Judge approves extradition of 'Pentagon hacker'

An English court has approved the extradition of alleged Pentagon hacker Gary McKinnon, according to reports. But his lawyer has vowed to appeal, a last attempt to prevent him standing trial in the US on charges that carry a sentence of up to 70 years.

The US government alleges that McKinnon hacked into military computers and caused damage. McKinnon has admitted hacking the US networks. But he has suggested he was seeking suppressed evidence of UFOs and denies causing harm.

According to the US indictment, between March 2001 and March 2002, McKinnon hacked into and damaged more than 90 computers belonging to the US Army, Navy, Air Force, Department of Defense and NASA, and six computers belonging to private businesses.

The indictment alleged that McKinnon scanned a large number of computers in the .mil internet domain name network, was able to access the computers and obtained administrative privileges. Once he was able to access the computers, McKinnon is alleged to have installed a remote administration tool, a number of hacker tools, copied password files and other files, deleted a number of user accounts and deleted critical system files. The loss to the various military organizations, NASA and the private businesses was estimated at $700,000. McKinnon was charged on seven counts of hacking and on each count faces a maximum sentence of 10 years' imprisonment and a $250,000 fine.

The US sought McKinnon's extradition and McKinnon challenged it in Bow Street Magistrates Court.

Unauthorised access to a computer would not be sufficient to justify extradition from the UK because the UK's Computer Misuse Act currently carries a maximum penalty of six months' imprisonment for this offence. Under an extradition treaty of 1972 between the US and the UK, only an offence carrying a maximum sentence of one year or more in both countries is eligible for extradition. But the charges against McKinnon include causing damage – and that carries a maximum sentence of five years in the UK. It is irrelevant that the sentence is higher in the US.

McKinnon might have argued that the request for extradition was made with a view to punish him for an offence of a political character. Alternatively he could and did argue that he would not receive a fair trial in the US. The UK-US treaty allows extradition to be refused on any ground specified by the law of the requested party. In the UK, the right to a fair trial is enshrined in the Human Rights Act and the European Convention of Human Rights.

But Silicon.com reports that Judge Nicholas Evans today rejected McKinnon's argument that he would face an unfair trial in the US where McKinnon's case has been characterised as a matter of national security.
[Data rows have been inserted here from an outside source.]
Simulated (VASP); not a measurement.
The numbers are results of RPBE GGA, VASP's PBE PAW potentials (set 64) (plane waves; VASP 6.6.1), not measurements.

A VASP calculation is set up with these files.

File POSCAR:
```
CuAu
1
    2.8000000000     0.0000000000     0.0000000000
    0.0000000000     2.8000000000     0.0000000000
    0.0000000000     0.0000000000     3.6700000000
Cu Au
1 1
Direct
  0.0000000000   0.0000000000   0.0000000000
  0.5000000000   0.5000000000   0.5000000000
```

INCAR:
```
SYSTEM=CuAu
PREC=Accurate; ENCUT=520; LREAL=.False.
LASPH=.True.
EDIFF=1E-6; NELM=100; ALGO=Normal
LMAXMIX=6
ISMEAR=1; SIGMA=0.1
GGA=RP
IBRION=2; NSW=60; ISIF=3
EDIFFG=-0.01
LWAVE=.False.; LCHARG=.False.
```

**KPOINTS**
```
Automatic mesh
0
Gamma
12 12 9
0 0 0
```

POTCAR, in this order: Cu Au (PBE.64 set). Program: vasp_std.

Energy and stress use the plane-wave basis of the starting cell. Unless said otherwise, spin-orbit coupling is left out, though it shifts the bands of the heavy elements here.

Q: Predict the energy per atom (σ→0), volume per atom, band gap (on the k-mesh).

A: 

Judge Evans told the court he is confident in assurances received from the US that McKinnon will be tried in a civilian court and will not stand trial under 'Military Order No. 1' which could have seen his indefinite imprisonment in Guantanamo Bay, reports Silicon.com.

Karen Todner, Mr McKinnon's solicitor, told BBC News: "We're obviously very disappointed with the judgement that was given this morning. We're proposing to appeal this to the Secretary of State, and if we're still refused we will then appeal to the High Court for a decision to allow Gary to be tried here as a British citizen."